Every year I guide a section of the NPT for the ADK-NPT Chapter. This year I would lead a member along the first 37 miles which would include the newest section. Michelle did not care to hike the 3 mile road walk into town so we only did the trail section. Since it was only her, I was able to adjust the itinerary to meet her needs and go at her own pace.
I had sent Michelle the planned itinerary(subject to change), maps and the meeting plans. We met at the parking area on Collins Gifford Rd and then drove together in my car to Piseco. The original plan was a short day due to having to spot cars, and figuring those on the trek might need some acclimation to the trail. We made excellent time, Michelle did not care to walk in front so I set the pace, making sure I was not going to fast or slow. We stopped for our first big break at Hamilton Lake Stream lean-to. While having lunch, a group of day hikers came by heading in the other direction. We chatted a bit and they were on their way. As we approached the scheduled first nights campsite, it was so early and Michelle wasn't even remotely tired, so we kept going. After crossing the bridge at Whitehouse, we began the long slow climb to Mud Lake. I recalled the time we dragged roofing materials up this hill to fix the lean-to after it had a tree land on it. Michelle moved slowly on the uphills, I made a mental note of this. We filled up water at one of the small streams before Mud Lake knowing the shoreline was consistent with the name. We stopped at Mud Lake for a bit. To my surprise a few minutes later, Michelle said "Are we ready to get going"? At her request we continued on to Canary pond. We soon passed by a few hikers with bells on, I assume an attempt to dissuade bear encounters. They mentioned there were a couple of people at Canary already. The last few miles took a while. As is typical, it isn't the first 3 miles which are tiring, it is the last three.

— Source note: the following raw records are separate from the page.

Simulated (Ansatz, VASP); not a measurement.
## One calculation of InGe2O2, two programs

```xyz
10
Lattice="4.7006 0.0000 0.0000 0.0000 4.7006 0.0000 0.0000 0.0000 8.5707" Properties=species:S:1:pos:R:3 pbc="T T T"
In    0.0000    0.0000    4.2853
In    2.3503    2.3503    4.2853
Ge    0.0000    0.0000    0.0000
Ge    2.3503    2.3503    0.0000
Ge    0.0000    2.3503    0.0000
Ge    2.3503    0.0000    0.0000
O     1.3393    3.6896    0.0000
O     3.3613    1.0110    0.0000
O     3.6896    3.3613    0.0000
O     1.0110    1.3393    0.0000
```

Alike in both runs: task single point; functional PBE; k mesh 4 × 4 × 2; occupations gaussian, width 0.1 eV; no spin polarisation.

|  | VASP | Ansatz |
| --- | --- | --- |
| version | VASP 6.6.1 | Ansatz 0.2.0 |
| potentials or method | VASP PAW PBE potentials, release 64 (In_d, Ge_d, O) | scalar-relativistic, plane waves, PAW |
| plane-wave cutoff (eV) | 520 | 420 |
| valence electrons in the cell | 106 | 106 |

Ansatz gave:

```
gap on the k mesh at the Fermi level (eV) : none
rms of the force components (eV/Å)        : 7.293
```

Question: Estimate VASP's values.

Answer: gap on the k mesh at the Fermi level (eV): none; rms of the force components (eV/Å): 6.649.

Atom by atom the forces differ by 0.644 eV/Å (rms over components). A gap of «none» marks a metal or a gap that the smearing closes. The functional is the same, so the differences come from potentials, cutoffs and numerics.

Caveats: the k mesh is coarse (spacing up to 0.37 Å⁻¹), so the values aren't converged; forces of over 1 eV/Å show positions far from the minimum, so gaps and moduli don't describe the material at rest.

We eventually got to Canary. There were two groups already camped. We found room a little ways away and set up. I helped on of the groups with their bear bag, as it was apparent they had never hung one before. He recognized me from one of Rob's videos. In fact him and his sister hiked into Canary after seeing it in that video. we chatted a bit, and with the other group. Made a quick fire and dinner, took a swim and watched the stars come out. While looking at the conjunction of Venus and Jupiter a fireball meteor streaked across the sky, at the tail end it fragmented. wow! I logged the sighting with the American Meteor Society: http://www.amsmeteors.org/members/imo_view/event/2016/3113
The next day we continued on to a bush camp we made off trail. This was a long day for both of us. Same amount of miles as the previous day, but we poked around slowly for the first half of the day. We did meet up with the fellow I chatted with online who was going in the opposite direction as us. The second half of the day would be on the newer section. The modern method of trail cutting is to switchback on the hills. This makes for less of an incline, but the trail takes forever. I could tell Michelle was getting tired, I was as well. So I thought to myself at the next water source, we would go off trail to find a place to camp. We both were in bed early. Rains came at some point in the middle of the night.
A slight rain and the drips from the trees were all that remained by morning. I packed up quietly and waited for Michelle to exit her tent. We had done a third of the miles already and we still had two days left. The new section continued its back and forth on the hills on the way to Woods Lake. We paused at the lake for a while, taking in the view. I pointed out to Michelle where we had come from off in the distance. At the road crossing, a couple from California were taking photos of the trailhead signage. As we crossed, they asked us some questions about the trail as they were considering hiking it sometime in the future. Back into the woods we went. We crossed Stony Creek by rock hopping. Were able to keep our feet dry. Any other time of year, or a summer with a normal rainfall, this would not be possible. Our goal for the night was Mud Lake, which would leave us just a few miles to go the next morning. As we approached, a kid was there at the campsite, just looking out over the lake. He had hiked in the short way just to check it out. It was quite windy as we set up camp, but it would subside by the later evening. I made a nice curry dish for dinner. Michelle noted there was a weak cellular signal, enough to get a text out. A couple of hikers came by. They were doing an end to end hike of the trail. Again, I was recognized from Rob's videos. I guess I will have to get used to it. We welcomed them to join us at the campsite, but they opted to press on a little ways. I would later find out they completed the full length of the NPT. Congratulations. I snapped a few pictures of the sun setting over the lake, and retired to my hammock.